My exploration of Costa Rica has been off to a slow start.
Well, at least that’s how I feel when I think back to how jam-packed my travel schedule was in Europe when my work week included three day weekends. It’s also just so easy to travel around Europe. Trains and planes are frequent and cheap.
Costa Rica is a different story. Flying anywhere is way out of my budget, train travel is not an option and buses can be slow and infrequent. Travelling around Costa Rica using public transportation is easy if you have a dedicated amount of time for a vacation, but when you are limited to two-day weekends like me, it poses a bit of a challenge.
Last weekend I decided to take advantage of a rare three day weekend and finally visit a beach in the Guanacaste Province of Costa Rica, which is known to be home to some of the country’s most pristine beaches.
Discovering Tamarindo, Costa Rica in Photos
I chose to visit Tamarindo because, well, there is a direct 6 ½-hour bus there from San Jose that seemed to be easy enough to figure out.
Tamarindo is in the Nicoya Penninsula on the Northern Pacific Coast of Costa Rica. It is the fastest growing city in Costa Rica and rife with big hotels, fancy eateries and ex-pat business owners. In fact, Tamarindo is nicknamed Tamagringo because of all the tourists and residents from the United States who frequent the streets speaking English.
The vibe in Tamarindo is certainly different from anywhere else I’ve been in Costa Rica. At night many tourists here wear lacy dresses and heels, a far cry from the flip-flops and sundresses of Playa Jacó. Prices are high and often listed in the US-dollar. There’s more hassle from shop owners to buy their bargains and mostly everyone speaks English to you right away.
Tamarindo is also the fastest growing city in Costa Rica, though its population is rather small at just more than 3,500. In the busy months around 2,000 tourists also make the city their temporary home.
But the real beauty of Tamarindo is found on the white soft sands of Playa Tamarindo, a long, uninterrupted stretch of beach that takes an hour and 15 minutes to cross. I know this because one night at sunset I walked the entire length of the beach and back.
The beach is mostly rock-free making it a haven for surfers. During my visit the waves were gentle and frequent, making it the perfect place for me to practice my skills.
Portions of the surf are covered in rocks though, which adds a beautiful element to the landscape.

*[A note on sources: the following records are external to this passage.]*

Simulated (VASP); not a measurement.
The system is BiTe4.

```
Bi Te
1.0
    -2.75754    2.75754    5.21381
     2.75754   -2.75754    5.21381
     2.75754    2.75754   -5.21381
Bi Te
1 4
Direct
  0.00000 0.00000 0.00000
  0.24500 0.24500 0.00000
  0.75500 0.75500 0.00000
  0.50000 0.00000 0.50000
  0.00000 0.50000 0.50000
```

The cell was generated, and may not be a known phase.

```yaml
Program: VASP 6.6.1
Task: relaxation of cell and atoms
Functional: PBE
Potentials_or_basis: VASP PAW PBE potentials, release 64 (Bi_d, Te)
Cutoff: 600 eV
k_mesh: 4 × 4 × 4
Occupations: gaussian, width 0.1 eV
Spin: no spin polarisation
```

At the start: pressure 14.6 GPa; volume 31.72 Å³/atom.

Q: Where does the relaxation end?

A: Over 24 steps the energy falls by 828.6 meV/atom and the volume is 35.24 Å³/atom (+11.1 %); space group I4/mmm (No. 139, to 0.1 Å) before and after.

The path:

Restaurants, bars and hotels line a portion of the beach. One morning I stopped for breakfast at the Oceans. I enjoyed typical gallo pinto con huevos and a cappucinno while gazing at the most serene landscape of palm trees, tan sand and blue waters of the ocean just several feet away.
Amongst the madness of Tamagringo I wandered in search for Costa Rican authenticity one evening. I found it at Soda el Sabor de la Vida, a small family-owned restaurant recommended to me by the receptionist at Coral Reef Surf Hostel.
While waiting for my arroz con pollo I spoke with the owner Daniel who was quite curious as to how my solo gringa self had stumbled into his restaurant.
Daniel and his family speak no English, he would probably never learn, he told me. But he was brimming with curiosity about the United States and my home state of California.
How big is California? How many people live there? Is it hot?
For 20 minutes I sat with Daniel answering his questions about California and asking my own about his family and life in Tamarindo.
My arroz con pollo came wrapped up in a box. I said gracias and pura vida before making my way to the beach to lean up against a palm tree and eat while stare out at the dark waves.
The owner’s son, a boy of maybe 7 ran past me on the beach carrying a bag of palm leaves.
“Buen provecho, muchacha y gracias!” he shouted on his way to a well-lit restaurant. He stopped there and wandered amongst the tables in search for some tamagringos to buy his palms.